Liars are stubborn. Their music defies categorization, if only because they won’t linger on a sound long enough to let you pin them down. Critics that hated them once laud them today. Audiences that found their music impenetrable come to find it oddly appealing. Liars couldn’t care less. Their career is one of personal musical shapeshifting unsoiled by the grimy hands of onlookers. This is the kind of band that would lock themselves away in their flat-turned-studio and close the blinds until they can’t quite remember if its day or night. Well, the hermits have emerged once again, and they come bearing a new testament.
It would be naive to be shocked by the strong stylistic shift from 2011’s “Sisterworld” to “WIXIW”. Something similar has happened between every other Liars album, and explanations abound for this specific incident. A shot at the mainstream? Probably not. This record actually has fewer singles than its predecessor, which was, overall, a far more terrifying experience. It could be that all the clanky guitars were sapped away by the influence of the L.A. club scene. Not unlikely. More than anything, “WIXIW” represents a summation of electro-rock in the post-Kid A era. The band’s origins in the New York Dance-Punk scene make the move to a more electronic sound unsurprising, and lend another layer of meaning to that damned palindromic title. They left dance music to explore the darker, louder corners of the musical world, and now they’re back. People who knew them before say something’s changed. You can see it in their eyes.

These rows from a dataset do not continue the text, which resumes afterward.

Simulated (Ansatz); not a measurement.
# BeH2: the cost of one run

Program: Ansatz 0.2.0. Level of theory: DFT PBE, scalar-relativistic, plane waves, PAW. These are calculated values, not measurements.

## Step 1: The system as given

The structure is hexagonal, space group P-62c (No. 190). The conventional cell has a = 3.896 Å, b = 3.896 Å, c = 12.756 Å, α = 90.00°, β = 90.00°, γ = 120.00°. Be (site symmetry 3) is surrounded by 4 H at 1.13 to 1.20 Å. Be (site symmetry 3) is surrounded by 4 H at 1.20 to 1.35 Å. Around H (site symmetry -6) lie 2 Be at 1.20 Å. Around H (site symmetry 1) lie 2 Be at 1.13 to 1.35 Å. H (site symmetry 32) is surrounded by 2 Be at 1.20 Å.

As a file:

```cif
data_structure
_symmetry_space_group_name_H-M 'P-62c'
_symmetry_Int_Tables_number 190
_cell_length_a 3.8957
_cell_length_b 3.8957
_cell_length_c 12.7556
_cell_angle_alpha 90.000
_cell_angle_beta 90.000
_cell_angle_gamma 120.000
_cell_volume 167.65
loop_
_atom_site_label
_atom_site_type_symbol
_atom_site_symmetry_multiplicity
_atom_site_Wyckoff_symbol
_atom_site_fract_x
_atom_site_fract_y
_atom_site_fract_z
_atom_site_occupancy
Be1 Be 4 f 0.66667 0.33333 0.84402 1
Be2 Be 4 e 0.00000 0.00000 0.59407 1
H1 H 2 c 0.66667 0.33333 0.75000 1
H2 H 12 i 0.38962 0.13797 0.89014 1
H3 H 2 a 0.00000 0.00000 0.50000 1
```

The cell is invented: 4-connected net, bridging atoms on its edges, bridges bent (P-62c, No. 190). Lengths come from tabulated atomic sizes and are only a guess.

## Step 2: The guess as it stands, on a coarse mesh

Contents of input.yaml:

This album is satisfying in its diversity, but still feels like a well bound product. Significant attention is directed towards developing a palpable ambiance. Individual lines and samples get lost amongst one another, supplanted by complex textures of sound. These tracks are incredibly thick, but they don’t sound it. A careful observation of, for example, the album closer, “Annual Moon Words”, reveals three distinct guitar tracks, two drum-tracks, and a double vocal track, along with the expect synths and harmonies, all treated carefully in a way that roots the song in a place with dimensions and walls and doors and windows. It’s spatial music.
The title track is the high point of the record, musically and emotionally, that becomes more and more satisfying with each listen. It’s a brooding epic that plays like a storm at sea, cymbals crashing like waves dashed against the rocks, synths twisting and whistling like fifty-mile-an-hour winds. You’ll be pressed to find a number you can’t dance to, even if you feel like you’re dancing for your life (“Octagon”). Slower tracks like “Who Is the Hunter” are generally afforded salvation through inventive instrumentation, and there really isn’t a place where this album gets definitively dull.
If this band isn’t on your “To watch” list, you probably haven’t listened to them yet. An excellent effort by an excellent group, and certainly one that warrants a few return listens.